Call it prairie noir, or Canadiana desert rock: Abigail Lapell sings haunting, gorgeous modern folk songs, mapping epic natural landscapes and deeply intimate, personal territory.
“Gonna Be Leaving” echoes with the irony of someone who threatens to leave yet never goes—and the certainty that, sooner or later, every relationship will end.

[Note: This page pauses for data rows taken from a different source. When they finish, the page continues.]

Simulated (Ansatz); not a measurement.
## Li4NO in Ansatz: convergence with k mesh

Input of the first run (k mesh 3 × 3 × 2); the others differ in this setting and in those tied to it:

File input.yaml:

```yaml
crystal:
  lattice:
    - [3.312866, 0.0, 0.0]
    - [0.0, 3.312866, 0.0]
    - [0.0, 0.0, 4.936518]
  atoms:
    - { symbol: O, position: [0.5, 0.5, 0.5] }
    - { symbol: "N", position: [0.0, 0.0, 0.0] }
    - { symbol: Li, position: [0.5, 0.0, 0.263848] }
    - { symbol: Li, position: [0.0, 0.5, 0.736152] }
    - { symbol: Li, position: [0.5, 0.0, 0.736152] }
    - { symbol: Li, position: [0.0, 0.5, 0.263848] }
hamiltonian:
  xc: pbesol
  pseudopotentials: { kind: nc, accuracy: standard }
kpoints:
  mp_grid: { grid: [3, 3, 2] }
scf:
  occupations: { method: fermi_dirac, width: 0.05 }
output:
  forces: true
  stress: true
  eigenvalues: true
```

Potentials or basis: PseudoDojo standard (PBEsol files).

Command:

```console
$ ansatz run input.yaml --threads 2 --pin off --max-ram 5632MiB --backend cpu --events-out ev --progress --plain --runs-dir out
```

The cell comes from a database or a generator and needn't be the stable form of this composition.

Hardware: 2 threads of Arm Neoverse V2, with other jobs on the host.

“This is one of my favourite tunes on the album, and one of the most fun to play live,” says Lapell. “The song started as a guitar part that I couldn’t get out of my head, this insistent line that keeps circling back on itself, doubled by the vocals in a sing-song rhyme all about the contradictions of couplehood: the push and pull of independence versus commitment, trying to make it work even against the odds, or trying to leave and not being able to.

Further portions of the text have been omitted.